10 december 2010

2010 hottest climate year on record, NASA says

By Juliet Eilperin, Washington Post, 12/10/2010

Even as negotiators in Cancun struggled Friday to reach a modest climate accord at the U.N.-sponsored talks here, new temperature readings released by NASA's Goddard Institute of Space Studies show 2010 now ranks as the hottest climate year on record.

Many scientists use the climate year, which runs from December of the preceding year to November of the current year, to evaluate long-term climate trends. The combined land-ocean temperature readings NASA's Goddard Institute posted Friday indicate that 2010 has surpassed what it identified as the previous warmest climate year, 2005.

The findings are significant, according to experts, and barring some temperature anomaly in December, should place 2010 as the warmest year on record overall. The National Oceanic and Atmospheric Administration, which has identified 1998 as the warmest year on record with 2005 close behind, will release its climate year readings next week.

Rafe Pomerance, a senior fellow at Clean Air-Cool Planet, wrote in an e-mail, "The continuing rapid warming of the planet should send everyone in Cancun home with a renewed sense of urgency whatever the final outcome of the negotiations. Not only is the temperature record indicative of rapid warming but many other indicators such as rising sea levels, the loss of Arctic sea ice and glacial retreat are pointing in the same direction".
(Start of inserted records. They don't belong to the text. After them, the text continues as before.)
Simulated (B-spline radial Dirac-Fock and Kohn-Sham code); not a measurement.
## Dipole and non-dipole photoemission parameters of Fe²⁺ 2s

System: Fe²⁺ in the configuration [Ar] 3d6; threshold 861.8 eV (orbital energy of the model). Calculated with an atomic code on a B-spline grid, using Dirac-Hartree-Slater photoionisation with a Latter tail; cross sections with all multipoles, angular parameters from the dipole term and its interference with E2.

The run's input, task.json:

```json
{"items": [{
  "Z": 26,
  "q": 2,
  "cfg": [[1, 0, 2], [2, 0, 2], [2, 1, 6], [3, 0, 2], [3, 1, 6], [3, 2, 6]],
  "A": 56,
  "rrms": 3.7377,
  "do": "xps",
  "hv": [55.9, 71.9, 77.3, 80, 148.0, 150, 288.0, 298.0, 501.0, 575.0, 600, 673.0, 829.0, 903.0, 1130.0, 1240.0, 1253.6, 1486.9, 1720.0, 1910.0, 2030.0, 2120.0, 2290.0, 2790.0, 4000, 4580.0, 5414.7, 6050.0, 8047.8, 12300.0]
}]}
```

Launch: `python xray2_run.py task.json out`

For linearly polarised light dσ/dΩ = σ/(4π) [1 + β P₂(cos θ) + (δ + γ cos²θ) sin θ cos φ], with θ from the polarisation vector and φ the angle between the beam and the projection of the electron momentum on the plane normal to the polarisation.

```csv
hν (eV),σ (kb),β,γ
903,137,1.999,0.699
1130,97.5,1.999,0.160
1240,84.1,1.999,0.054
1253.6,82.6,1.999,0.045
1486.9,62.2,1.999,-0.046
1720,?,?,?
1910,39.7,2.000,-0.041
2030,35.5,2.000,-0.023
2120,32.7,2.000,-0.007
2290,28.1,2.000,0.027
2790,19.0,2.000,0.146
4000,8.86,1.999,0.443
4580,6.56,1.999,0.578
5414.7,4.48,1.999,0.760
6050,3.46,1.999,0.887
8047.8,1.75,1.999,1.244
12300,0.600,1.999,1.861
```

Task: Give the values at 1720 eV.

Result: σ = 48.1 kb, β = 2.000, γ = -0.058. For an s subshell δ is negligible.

Here at the talks, European negotiators expressed frustration that countries have not agreed to make sufficient emission cuts over the next few decades that would prevent global temperatures from rising 2 degrees Celsius, or 3.6 degrees Fahrenheit, above pre-industrial levels by 2100. According to several analyses, the current pledges nations have made under the U.N. process would make up between half and three-quarters of what's needed to meet that global temperature target.

Connie Hedegaard, the European Commissioner for Climate Action, said she is not surprised at the disconnect between the science and policymakers' level of ambition, but it remains a problem.

"Of course, all of this is incredibly difficult. It is, in the end, about how we build the society of the future. We are in the middle of a paradigm shift," Hedegaard said, adding that negotiators often focus on "narrow issues" rather than the broader goal of keeping global warming in check.